We Consistently Pledge Allegiance to Expectations

The first time you probably pledged allegiance to anything was in your kindergarten class. You stood up, placed your hand across your heart and recited the paragraph. We did it because we were told to. In essence, there’s no real reason for a five-year-old to adopt this form of patriotism. None of us were planing any treasonous activity in between eating crayons and gummy bears.

This form of conditioning taught us to have undeniable loyalty to certain things: country, family, friends, jobs or anything really. We are expected to be loyal without a question and to a fault.

I’m sure you know a few people who could care less who they leave behind in their opportunistic quests. Others are simply presented with a choice. Self-preservation reminds us that people will almost always choose themselves over someone else. Loyalty in this condition is a faulty concept — it’s set up to fail.

Families are the first place to look for loyalty, yet that’s where the disappointment usually begins. They are structures made up of impressionable human beings — bonded by blood and strong cultural associations. We depend on our families for everything growing up and continue to seek that ‘protection’ into adulthood. The people we have around us as children are our first glimpse of how people interact in intimate settings. Blood is indeed thicker than water but it can easily be diluted by intention.

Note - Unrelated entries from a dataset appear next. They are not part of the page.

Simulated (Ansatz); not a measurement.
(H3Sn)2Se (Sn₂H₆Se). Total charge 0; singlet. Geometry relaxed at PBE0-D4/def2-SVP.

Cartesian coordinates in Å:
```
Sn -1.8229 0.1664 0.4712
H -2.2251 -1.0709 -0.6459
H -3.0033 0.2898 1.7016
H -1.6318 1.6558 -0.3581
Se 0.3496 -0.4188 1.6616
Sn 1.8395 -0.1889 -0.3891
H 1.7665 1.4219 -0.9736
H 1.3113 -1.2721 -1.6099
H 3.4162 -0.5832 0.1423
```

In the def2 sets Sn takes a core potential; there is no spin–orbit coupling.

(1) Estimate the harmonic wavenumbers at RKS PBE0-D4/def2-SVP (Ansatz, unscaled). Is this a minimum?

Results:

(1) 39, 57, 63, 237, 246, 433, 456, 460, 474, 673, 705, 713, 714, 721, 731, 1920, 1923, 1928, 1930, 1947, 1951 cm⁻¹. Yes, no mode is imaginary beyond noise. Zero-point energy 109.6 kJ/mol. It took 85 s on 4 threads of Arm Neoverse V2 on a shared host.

Friendships are extensions of the archetype of family bonds. A person literally adopts someone else into their life to serve as a secondary lifeline of support. Finding good friends is about as easy as picking a needle out of a haystack. You can give the most vulnerable parts of yourself to someone who has no real obligation to you. Bonds between people change as circumstances do. The same goes for romantic relationships and jobs, it’s all consumerism.

The exchange of needs, wants and desires between two people or a person and a bottom line. The truth is we all use each other for completely selfish reasons: money, companionship or goals. Through these exchanges, loyalty is the best way to keep the connection going. The brain is saying, I want this happiness to continue or I need this stream of income to continue so I will do what I have to do to keep it in my life.

We adapt and change accordingly to make this happen. By doing so we want the best outcome possible. The expectation is that we will be rewarded for all of our dedication and hard work. The time invested in a person or thing will eventually pay off until it doesn’t. Family bonds do break, relationships end, friends become strangers and people lose their jobs every day.

That’s just the way it can play out. Should that deter loyalty in the next opportunity that presents itself? No. Loyalty is an admirable trait and should be treated as such. Experience teaches us to be mindful in dealing with others and to adjust our expectation levels to coincide with reality.